Maybe with a box of those 2.5" chamber length  PolyWad rounds for old shotguns.  Although my chamber "feels" like it's 2.75 inches.  It's hard to tell, as there's no sharp ridge where the chamber transitions down to the bore. But the ramp seems to begin around 2.75"

This shotgun's barrel doesn't look like Damascus or twist steel.  Catalogs by Davenport of that era say that the standard steel was "fine decarbonized rolled steel" whatever that means. Is that the same as fluid steel, creating a seamless tube?  I don't know, but it's extra thick and heavy.  This shotgun weighs over 8 lbs. empty, which feels like about 1.5 - 2.0 lbs more than normal for single-barrel break-open 12 gauges.


----------



## GunnSmokeer (May 13, 2015)

*pics*

More pics, if I can get them to upload.

The bore is dark. I gave it another cleaning, this time with some metal polish soaked on a tight-fitting patch wrapped around the plastic-bristled bore brush.  It looks better now, but it's still pitted.

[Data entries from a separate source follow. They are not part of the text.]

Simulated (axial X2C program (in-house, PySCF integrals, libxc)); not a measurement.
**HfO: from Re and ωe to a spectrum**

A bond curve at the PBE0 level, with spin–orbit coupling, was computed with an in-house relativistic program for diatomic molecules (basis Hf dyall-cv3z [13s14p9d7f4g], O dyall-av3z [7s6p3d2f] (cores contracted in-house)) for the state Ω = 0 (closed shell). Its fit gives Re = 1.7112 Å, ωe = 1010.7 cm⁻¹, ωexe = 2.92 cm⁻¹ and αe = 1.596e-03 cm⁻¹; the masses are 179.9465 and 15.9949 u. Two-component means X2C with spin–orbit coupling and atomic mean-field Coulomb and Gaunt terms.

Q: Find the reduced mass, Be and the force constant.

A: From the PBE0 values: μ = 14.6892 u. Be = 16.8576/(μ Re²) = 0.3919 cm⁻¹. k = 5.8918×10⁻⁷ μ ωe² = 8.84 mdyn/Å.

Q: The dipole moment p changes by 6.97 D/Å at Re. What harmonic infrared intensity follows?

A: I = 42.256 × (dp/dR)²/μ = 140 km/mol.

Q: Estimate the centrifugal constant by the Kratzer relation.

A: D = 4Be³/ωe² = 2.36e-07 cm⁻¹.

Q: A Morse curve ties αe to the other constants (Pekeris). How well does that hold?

I'm sure from the time this gun was made back in the 1900s before WWI up to the 1930s, it was probably shot with black powder shotshells, and after that possibly with smokeless shotshells that had corrosive primers.


----------



## GLS (May 14, 2015)

Since this thread originally appeared I learned more about Damascus barrels and the importance of having them checked out by someone with more experience and expertise than I have.  Pitting can be a real problem depending on depth and location.  The highest pressures are obviously closer to the chamber with a steep drop after the first 9".  Having the barrels measured for minimum wall thickness is a good thing to have done as well.  This takes specialized equipment that all gunsmiths don't have.  Older guns often have barrels honed to remove pitting.  Sometimes too much metal is removed.  Since this thread first appeared I've considered two Damascus barreled guns, bought one, turned the other down after having a doublegun smith exam both and give his opinion.  Gil


----------



## Whiteeagle (May 15, 2015)

Been shooting an old Damascus barreled double since 1958, and never had any problems. Shot light loads of Remington and Winchester for many years. Started reloading black powder in shotshells around 1970, and fell in love with the smoke, sound, and smell! Dove hunt with the 2 1/2 reloads and enjoy lots of "Eating"! Would NOT shoot any MODERN smokeless loads in 2 3/4" in it NOW! Up until around 1970, shells were made to be shot in any gun, even OLD guns, safely. The advent of modern steel alloys allowed for higher chamber pressures in modern guns. The "Old guns" of yesteryear need to be petted and pampered and key for future generations to wonder at!!!


----------



## coveyrise90 (May 15, 2015)

Nothing wrong with damascus if they're sound and in good shape. I like them to have minimum wall thickness of at least .020 inch (checked by a barrel wall thickness gauge) and be free of pitting. Always have them checked by a competent gunsmith who knows antique double guns. 

I love damascus... prefer them actually.

E. Wilson 20ga English Boxlock

















W.R. Pape 16ga  English Sidelock


----------



## GLS (May 15, 2015)

Adam, beauts!  Gil


----------



## Whiteeagle (May 15, 2015)

Another GREAT option for the 12 ga. Damascus barrels is to have them "Sleeved" down to a smaller gage. 20 ga. shoots good in the old girls, with the bonus of being able to use 3" shells!


----------



## Sam H (Jun 14, 2015)

*"Fox still gets the game"....=100yrs Later*

I STILL say a Fox Sterlingworth is the best "American made' vintage shotgun on the market....Its a "Blue Collar" workmans hunting shout gun....You can buy a 12ga (in GOOD hunting condition for $1000/less All Day Long!!

I have a 16ga built on a 20ga frame(6 1/4lbs) that I have lost count of the number of quail/woodcock I have killed with it....1913vintage in excellant shape...It was the first year that Fox introduced the "smaller guages" in thier shotgun line...Not a bad hunting tool for a shotgun 102yrs old....and I shoot nothing but RST shells through it...Not damascus barrels though....FWIW

My 20ga is a lot "newer Model Sterlingworth"...circa1926....NEVER had a malfunction with it


----------



## GLS (Jun 14, 2015)

Sam, here's my Sterly 16, 1922, with the its original box  with matching serial number.


----------



## Sam H (Jun 15, 2015)

Gil....That's a beautiful gun...And the original box too!!!

I "Personally" think this model/combination of 16ga power/built on a light 20ga frame is probably the Most "Versatile/Hunter friendly"  Upland shotgun ever produced in the USA!....But I'm partial to Fox to begin with!


----------